I’ve been reading RFC 2616, which if you haven’t read it lays out all the MAYs and MUSTs and SHOULDs for using HTTP (and therefore, the internet as we know it).

HTTP is among the protocols designated by the IANA for a dedicated port. If you’re running an HTTP server, you run it on port 80, and everyone knows to look for it there.

There are other ports dedicated to other protocols. I’ve implemented a few and had a lot of fun along the way, but first

What is a port?

I’ve spent the last six weeks making mischief with servers, ports, and sockets, and I only just figured it out, so if this doesn’t click right away, don’t feel bad. To use the same analogy you see everywhere,

IP Address : Port :: Phone Number : Extension

If you’re an office, you have one main phone number and a whole list of extensions to assign to different people or departments. If you’re a computer, you have one IP address and a whole list of ports to assign to different things. You can theoretically serve whatever you like on each of them, though that will get confusing for people who go looking for specific things on specific ports. Those specific ports are “dedicated.”

What is a dedicated port?

Continuing the analogy, a dedicated port is like assigning Extension 250 to the CEO, Extension 100 to the IT department, Extension 443 to Security. Once you know who is at which extension, you know what to expect when you dial them. They’ve been dedicated.

So to with the internet, it turns out. The Internet Assigned Numbers Authority reserves ports 0-1023 for particular uses.

That sounds boring. Phone extensions are boring.

Well, you’re wrong. It’s actually kind of interesting and occasionally bizarre (but that’s another blog post).

As we’ve discussed, you’ve got Port 80 running HTTP Servers, but also there’s Port 22 for ssh and HTTPS on Port 443. IRC servers run on Port 194. SMTP runs on Port 25, and for all you nerds out there, you’ll find servers running the Gopher protocol on Port 70.

How do I find one of these ports

netcat can do it! You can scan the ports for a given IP address to see if there’s anything running there with the -z and -v flags. -z will scan through the ports you request, -v is the verbose option (we want the output to be chatty).

nc -z -v pchs.co 1-100 will scan through ports 1 through 100 on my remote server, pchs.co. Go ahead and try it!

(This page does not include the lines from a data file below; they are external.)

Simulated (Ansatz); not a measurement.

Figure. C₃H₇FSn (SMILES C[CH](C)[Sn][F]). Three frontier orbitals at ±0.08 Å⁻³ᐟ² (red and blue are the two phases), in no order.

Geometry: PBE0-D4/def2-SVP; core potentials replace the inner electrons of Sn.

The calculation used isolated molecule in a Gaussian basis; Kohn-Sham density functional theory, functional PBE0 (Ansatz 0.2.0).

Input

The output (up to port 10 anyway) will look something like this:

$ nc -z -v pchs.co 1-100
nc: connectx to pchs.co port 1 (tcp) failed: Connection refused
nc: connectx to pchs.co port 2 (tcp) failed: Connection refused
nc: connectx to pchs.co port 3 (tcp) failed: Connection refused
nc: connectx to pchs.co port 4 (tcp) failed: Connection refused
nc: connectx to pchs.co port 5 (tcp) failed: Connection refused
nc: connectx to pchs.co port 6 (tcp) failed: Connection refused
found 0 associations
found 1 connections:
     1:	flags=82<CONNECTED,PREFERRED>
	outif en0

	dst port 7
	rank info not available
	TCP aux info available

Connection to pchs.co port 7 [tcp/echo] succeeded!
nc: connectx to pchs.co port 8 (tcp) failed: Connection refused
nc: connectx to pchs.co port 9 (tcp) failed: Connection refused
nc: connectx to pchs.co port 10 (tcp) failed: Connection refused

Port 7 succeeded! There is something there!

I’m going to write another post about the servers I’ve got running on various ports (and the old protocols I implemented on them), but for now you’re welcome to enter nc pchs.co 7 on your command line to test out it out for yourself.

One more thing about ports

“If ports are like extensions, how come I never have to dial one?”

Great question!

When you run a simple server on, say, localhost:4567 (Sinatra’s default port of choice), you see the host (localhost) followed by a : followed by 4567, the port. How come you never see this anywhere else? How come you didn’t have to type blog.annharter.com:80 to get here?

A snippet from RFC 2616 (the one all about HTTP that I mentioned at the start):

3.2.2 http URL

   The "http" scheme is used to locate network resources via the HTTP
   protocol. (...)

   http_URL = "http:" "//" host [ ":" port ] [ abs_path [ "?" query ]]

   If the port is empty or not given, port 80 is assumed. 

Gonna repeat that for effect:

   If the port is empty or not given, port 80 is assumed. 

You can see this for yourself by running a simple server right from your machine. First, for didactic purposes:

ruby -run -e httpd . -p 4000

Navigate to localhost:4000 in your browser, and depending on what kind of directory you’re in, you’ll probably see an index of files there. Note the address in the URL bar literally says “localhost:4000”. Now break the connection (Ctrl + C) and change -p 4000 to -p 80 to rerun the command:

ruby -run -e httpd . -p 80

Unless you’ve got root access, you’re going to get a Permission Denied error (modern operating systems prevent you from opening well-known ports on your machine willy-nilly). You can prepend sudo to the above command to try it again.

After you enter your password, go back to your browser and type localhost:80 in the URL bar. What you should see after you hit Enter is not localhost:80 but just … localhost. Your browser runs by default on port 80 and strips away the extraneous information, but it turns out, it’s there. Neat, huh?1

It took me a really long time to understand ports, and I think this was largely due to the way the port we interact with the most, port 80, is hidden all the time. Next time, we’ll visit a few ghost towns2 and maybe even learn something from one really boring client-server conversation.

Thanks to Shale for showing me the localhost:80 thing.

  1. Don’t forget to break the connection! 

  2. s/towns/ports